Legion baseball: Stanly 6, South Rowan 5
Published 12:00 am Saturday, June 18, 2011
By Mike London
mlondon@salisburypost.com
LANDIS — “I mean anything travels that far oughta have a stewardess on it, don’t you think?”
So spoke Kevin Costner, playing the role of catcher Crash Davis in the classic baseball movie “Bull Durham,” and so spoke just about everyone gathered at the South Rowan baseball field for Friday’s American Legion game.

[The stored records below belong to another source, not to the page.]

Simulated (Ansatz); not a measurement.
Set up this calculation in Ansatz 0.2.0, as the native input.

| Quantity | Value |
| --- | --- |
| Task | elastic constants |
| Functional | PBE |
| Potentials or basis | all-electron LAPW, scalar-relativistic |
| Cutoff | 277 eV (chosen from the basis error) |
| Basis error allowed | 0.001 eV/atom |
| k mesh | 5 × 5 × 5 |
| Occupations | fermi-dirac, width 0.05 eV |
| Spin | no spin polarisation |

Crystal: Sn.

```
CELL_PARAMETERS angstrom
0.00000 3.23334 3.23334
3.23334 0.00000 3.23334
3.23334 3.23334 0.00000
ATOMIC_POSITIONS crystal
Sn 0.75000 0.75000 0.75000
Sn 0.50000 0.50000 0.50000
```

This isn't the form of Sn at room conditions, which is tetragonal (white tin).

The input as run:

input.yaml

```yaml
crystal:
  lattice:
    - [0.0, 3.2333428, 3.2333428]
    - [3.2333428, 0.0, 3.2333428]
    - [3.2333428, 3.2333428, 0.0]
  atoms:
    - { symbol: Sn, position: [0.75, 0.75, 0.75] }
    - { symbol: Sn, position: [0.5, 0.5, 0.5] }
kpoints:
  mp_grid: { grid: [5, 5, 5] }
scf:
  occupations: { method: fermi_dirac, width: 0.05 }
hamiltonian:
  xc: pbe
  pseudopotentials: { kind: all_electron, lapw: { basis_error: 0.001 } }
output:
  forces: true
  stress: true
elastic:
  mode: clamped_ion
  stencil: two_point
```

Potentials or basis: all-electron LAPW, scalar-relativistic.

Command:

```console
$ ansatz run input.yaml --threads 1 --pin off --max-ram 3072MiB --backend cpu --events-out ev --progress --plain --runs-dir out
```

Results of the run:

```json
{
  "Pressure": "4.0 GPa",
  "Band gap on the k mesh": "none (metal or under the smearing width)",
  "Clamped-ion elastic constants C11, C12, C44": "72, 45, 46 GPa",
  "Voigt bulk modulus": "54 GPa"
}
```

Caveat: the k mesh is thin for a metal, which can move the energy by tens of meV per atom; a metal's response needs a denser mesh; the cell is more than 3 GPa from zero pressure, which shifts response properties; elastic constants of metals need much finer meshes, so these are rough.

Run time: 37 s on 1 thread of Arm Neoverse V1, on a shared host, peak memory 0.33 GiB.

Stanly County slugger Corey Dick, who hit 18 homers and batted .605 for Albemarle in the high school season, socked a baseball where people don’t hit them — a soaring drive over the fence in dead center. That’s normally Death Valley at South Rowan, but Dick’s drive exited the park at the 400-foot marker.
“That’s an unbelievable hitter right there,” said South’s Matt Miller. “He put a great swing on it. That was a shot.”
Dick’s gargantuan homer in the eighth didn’t decide the game, but his mighty swing set the stage for the ninth-inning events that did determine Stanly’s dramatic 6-5 victory.
Colten Burris’ three-run double — on the heels of an intentional walk to Dick — lifted the visitors when they were down to their last out.
It was the fourth one-run setback for South (3-10, 2-6) in league play.
“Coach (Michael) Lowman told us to go all out and we’d see what our team was made of,” said veteran right fielder Maverick Miles, who added three more hits to his program record. “We know we have a good team, but it’s like we’re losing 3-2, 4-3, 6-5 every game. We haven’t gotten over the hump yet. It’s been frustrating.”
All the mayhem came late. Starting pitchers Russ Weiker (Stanly) and Dylan Walker (South) dominated, and it was 1-1 through seven.
“Dylan gave us a chance to win the ballgame,” Lowman said. “He made some big pitches with men on base.”
Stanly (5-4, 3-3) had runners at second and third with one out against Walker in both the second and the fourth, but the lefty escaped unscathed. Second baseman Parker Hubbard helped him out with a diving stop in the fourth.
“Walker kept the ball down and hit spots well,” Burris said. “His changeup was good, and he had us off-balance.”
Weiker never had a 1-2-3 inning but South couldn’t produce a key hit.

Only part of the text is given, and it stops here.